RSN Bad Plays: Local Pro Sports Teams' Retro Pull Back To Broadcast TV?

Local professional sports leagues such as Major League Baseball, the NBA and the NHL -- desperate to find a quick remedy for what seems like an oncoming implosion around the financial health of regional sports networks -- are making "frenetic” phone calls to big local TV station groups to find ways to pull in needed revenue.

Nexstar Media Group, the biggest U.S. TV station group, has received many inquiries, now that regional sports networks (RSNs) are suddenly facing issues.

This follows moves by other TV station groups to bring back sports to broadcast airwaves.

Last year, E.W. Scripps Co. started up a Scripps Sports unit in the wake of what it sensed was trouble among the RSNs carried on cable, satellite, virtual and telco providers. Gray Television is also interested.



Almost immediately after Sinclair bought 19 Fox regional sports networks back in 2019 for just under $10 billion, its new Diamond Sports Group encountered huge issues in paying down its $8 billion debt.

This was accelerated when new virtual pay TV providers -- Hulu+Live TV, YouTube TV, and Sling TV -- rejected RSN deals due to ever-thinner profit margins -- conditions that worsened as cord-cutting by pay TV subscribers increased.
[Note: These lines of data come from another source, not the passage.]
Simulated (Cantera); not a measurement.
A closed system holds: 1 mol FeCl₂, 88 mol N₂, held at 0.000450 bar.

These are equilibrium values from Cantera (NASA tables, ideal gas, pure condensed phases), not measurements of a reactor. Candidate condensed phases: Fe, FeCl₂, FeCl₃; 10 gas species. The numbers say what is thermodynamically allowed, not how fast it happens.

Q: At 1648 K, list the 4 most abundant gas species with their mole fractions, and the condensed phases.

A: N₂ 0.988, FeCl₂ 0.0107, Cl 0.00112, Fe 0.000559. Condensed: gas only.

Although Diamond Sports immediately looked to shift gears and start up streaming networks, analysts worry that all this is too little, too late. To make things worse, there is a crunch in the streaming marketplace as consumers look to pare down their streaming apps.

Regional sports networks can typically cost $15 a month via legacy TV providers. That is on the extreme high end of what modern TV consumers can pay per month for an individual service. For example, Netflix standard service is priced at $15.49 a month.

And this week AT&T SportsNet, another RSN group, also voiced concerns about its financial stability.

Now, pro sports teams are turning to the possibility of over-the-air broadcast TV carriage, which has mostly been abandoned by local pro sports over the last couple of decades.

Sports teams now hope to find some revenue -- although perhaps not nearly as much -- from over the air sports-rights carriage deals.

Unlike the separate “premium” fee that RSNs charge consumers, over the air TV stations are included in an overall pay TV monthly bill.

Revenues might not yield the same results for a particular team, but Nexstar Media Group CEO Perry Sook says there is potential upside. During an earnings call with analysts on Tuesday, he said the benefit of local broadcast is that it has a “much larger” potential audience than pay TV.

What's that potential? Why, advertising revenue, of course. All this might make it somewhat easier for sports-focused, TV-minded advertisers to find their way to place more media dollars back into local TV.

Local TV -- already seeing more weak periods of “core” advertising revenue -- would like that very much.